Professor Joseph is also an internationally acclaimed
poet. He has been described by David Skeel in Legal Affairs
magazine as “the most important lawyer-poet of our era.” His
fourth book of poems, Into It, published by Farrar, Straus and
Giroux in Fall 2005, has received widespread attention and
praise. Farrar, Straus and Giroux also published,
simultaneously with Into It, Codes, Precepts, Biases, and Taboos:
Poems 1973-1993 , which collects Professor Joseph’s first three
books of poems, Before Our Eyes (1993); Curriculum Vitae (1988),
and Shouting at No One (1983). Both books were chosen as
“Best Books of the Year” by Joyce Carol Oates in the Times Literary
Supplement. In 1997, Farrar, Straus and Giroux
published Professor Joseph’s prose book Lawyerland,
which also received national and international acclaim.

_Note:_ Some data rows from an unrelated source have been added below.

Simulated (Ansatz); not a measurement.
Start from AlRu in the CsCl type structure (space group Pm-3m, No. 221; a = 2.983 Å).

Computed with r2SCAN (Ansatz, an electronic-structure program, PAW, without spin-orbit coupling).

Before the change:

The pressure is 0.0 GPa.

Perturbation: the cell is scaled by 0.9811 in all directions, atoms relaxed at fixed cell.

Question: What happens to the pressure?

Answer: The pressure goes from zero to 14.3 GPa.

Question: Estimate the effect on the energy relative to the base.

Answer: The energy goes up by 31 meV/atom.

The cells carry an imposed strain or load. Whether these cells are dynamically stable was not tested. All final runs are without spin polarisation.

Lawyerland is the subject of a Columbia Law Review symposium,
"The Lawyerland Essays" (Volume 101, No. 7, November 2001), which
includes essays by Robert Weisberg, Pierre Schlag, David Luban,
Robin West, David Skeel, and Sarah Krakoff. Lawyerland
also is being developed into a film by Mr. Mudd Productions, whose
partners are John Malkovich, Russell Smith and Lianne Helfon.
Professor Joseph’s poems, prose, essays, and criticism have
appeared, and his work has been featured, in both national and
international publications. His work has been widely
anthologized, most recently in The Oxford Book of American Poetry
(edited by David Lehman).
Among Professor Joseph’s awards are a fellowship from the John
Simon Guggenheim Memorial Foundation, two National Endowment for
the Arts poetry fellowships, and the Agnes Lynch Starrett Prize,
which he received for Shouting at No One. In April
2006, he was named the third recipient of the New York County
Lawyers Association’s “Law and Literature Award” (prior recipients
are Louis Auchincloss and Louis Begley). In 1989,
Professor Joseph lectured on law and on poetry in Jordan, Israel,
and Egypt through the cultural affairs offices of the United States
embassies in each country. He has been a member of the board
of directors of Poets House, the Poetry Society of America, and The
Writer's Voice, and served on the PEN Events Committee. In
1994, he taught in the Council of the Humanities and Creative
Writing Program at Princeton University. Married to the
painter Nancy Van Goethem, he lives in downtown Manhattan.